Alon Toledano, 54: Sensitive man who aimed to help others
Murdered by Hamas terrorists on his way to synagogue in Sderot on October 7
Amram Alon Toledano, 54, was murdered by Hamas terrorists in Sderot on his way to synagogue on October 7.
Though Sderot was also subject to a wave of rocket fire earlier that morning, residents of the Gaza border city were used to such events, and Alon decided regardless to head to synagogue to celebrate Simhat Torah, but never made it.
He was buried on October 13 in Jerusalem. He is survived by his mother, Suzy, his older sister Yehudit and younger siblings Tzila, Gadit, Yitzhak and Natan.
Born in Morocco, his family left when he was a baby, and arrived in Israel via France, according to an obituary on the National Insurance Institute website. He grew up in Sderot, and after his mandatory military service he studied accounting at Sapir College in the city, and later in life also studied in the health field, particularly nutrition.
His family noted that he was named Amram, and called Ami, after his grandfather, Amram, who was murdered inside the supermarket he owned in Morocco in 1957 in a hate crime. Toledano often found it difficult to hold such a name, they said, and later in life opted to go by Alon.
He was an active member of Havruta, an organization of religious gay Israelis. The organization noted that only a few weeks before he was killed, he completed the training necessary to volunteer with its hotline — but never got to man his first shift.
His nephew, Shlomo Kavas, wrote on social media that Alon “was a kind and very sensitive man. His life was not always easy, physically and mentally, but he never gave up on improving it.” Shlomo noted that he was a “loving uncle to his nieces and nephews and a dedicated son.”
In an interview on a Kan podcast, Havruta activists Netanel Shaler and Shay Bramson noted that Alon only decided to come out of the closet around five years before he was killed and “to come to terms with his identity.”

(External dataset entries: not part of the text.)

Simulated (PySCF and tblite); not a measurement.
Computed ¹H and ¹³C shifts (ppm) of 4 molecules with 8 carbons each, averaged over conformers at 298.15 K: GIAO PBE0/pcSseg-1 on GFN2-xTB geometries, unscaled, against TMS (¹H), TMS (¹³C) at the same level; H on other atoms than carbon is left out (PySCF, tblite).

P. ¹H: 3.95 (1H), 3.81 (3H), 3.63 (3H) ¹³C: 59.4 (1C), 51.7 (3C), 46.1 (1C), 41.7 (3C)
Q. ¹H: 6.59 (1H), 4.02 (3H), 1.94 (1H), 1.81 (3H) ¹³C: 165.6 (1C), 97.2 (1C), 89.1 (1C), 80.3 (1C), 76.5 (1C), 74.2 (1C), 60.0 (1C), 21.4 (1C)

In his memory, Shaler said, Havruta is establishing a project to give special assistance to any of its members harmed or affected physically and psychologically from the October 7 attack and the ensuing war.
Bramson noted that Alon “remained very religious” and hailed from a very religious family, and kept those elements of his identity fairly separate.
Alon, he said, “was a very modest person, very humble, very quiet, but always volunteered to help,” and that he seemed very happy with to take part in Havruta’s range of communal activities — “you could see that it did him good.”